Saturday, June 17, 2006

King of the World & Queen of Despair

I spent three glorious days in San Diego recapturing the romance with my significant other avoiding the news and time restrictions, but bliss can't last forever. Re-entry into reality is always harsh, particularly on the Thursday night after my return from the quaint, costal city. I flipped on the news and in the same five minute block managed to see two people that I particularly loathed; Karl Rove and Britney Spears.

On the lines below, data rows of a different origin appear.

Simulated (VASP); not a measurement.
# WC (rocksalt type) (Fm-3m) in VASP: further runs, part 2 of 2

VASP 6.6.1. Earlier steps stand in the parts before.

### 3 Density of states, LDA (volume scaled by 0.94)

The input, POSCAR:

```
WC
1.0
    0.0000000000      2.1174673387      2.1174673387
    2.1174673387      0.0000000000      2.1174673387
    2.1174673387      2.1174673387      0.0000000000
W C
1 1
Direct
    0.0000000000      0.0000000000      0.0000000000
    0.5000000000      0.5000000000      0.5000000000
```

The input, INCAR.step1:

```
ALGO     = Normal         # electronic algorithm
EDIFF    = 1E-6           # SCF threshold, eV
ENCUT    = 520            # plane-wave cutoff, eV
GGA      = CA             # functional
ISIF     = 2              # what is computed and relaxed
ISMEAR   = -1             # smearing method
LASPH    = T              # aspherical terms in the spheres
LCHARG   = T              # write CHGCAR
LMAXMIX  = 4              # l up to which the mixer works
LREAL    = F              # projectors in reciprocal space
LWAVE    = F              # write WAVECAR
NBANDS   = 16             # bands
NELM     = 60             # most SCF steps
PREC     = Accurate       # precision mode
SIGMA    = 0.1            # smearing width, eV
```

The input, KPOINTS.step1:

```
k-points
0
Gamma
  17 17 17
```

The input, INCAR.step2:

Karl Rove is the King of the World these days beating the rap after ratting out a CIA agent. From time to time, I have wondered what it would be like to be untouchable, to be able to do anything like kill and get away with it or ruin the lives of others and have no repercussions whatsoever. How much of your soul do you have to sacrifice to be a god on Earth? I guess Karl could tell you first hand, since he is one of the new American aristocracy. Can you see me spitting venom yet?

This bastard is single-handedly responsible for most of the bad shit that has taken place in this country these past six years, yet for what basically amounts to treason, he gets off slicker than shit. He gave up Valerie Plame-Wilson, because her husband wouldn't go along with his WMDs in Iraq lie, and what happens to Karl...NOTHING!

At the very least, this is a matter of national security. I wonder how many people have died already, because of Karl's grade school revenge tactic. How many missions were compromised? How many people will have to walk around for the rest of their lives wondering if a bullet from out of nowhere is going to end it all? The worst part is that Karl was and is able to do anything he wants, and nobody is going after him.

Valerie, if you happen to read this, please consider filing the mother of all civil lawsuits against this guy. The only thing Karl and the other members of the American aristocracy could hate more than not having complete power is poverty, or having to live on an average American income. Go for it, Val! Sue the fuck out of him, then go for another big suit against Cheney.

On the other end of the spectrum is the Queen of Despair, Britney Spears. Everyone seems to be going after her, as she told Matt Lauer during the tear-filled interview. Not to be a complete asshole, Ms. Britney did have some legitimate complaints like the stalker photographers trying to pounce on her while she's holding her kid, and everyone calling into question her mothering skills like none of us have ever had an oops while holding baby. However, the one glaring thing that has always pissed me off about Spears is that she continues to play this "I'm such an innocent, sweet, country girl" shtick.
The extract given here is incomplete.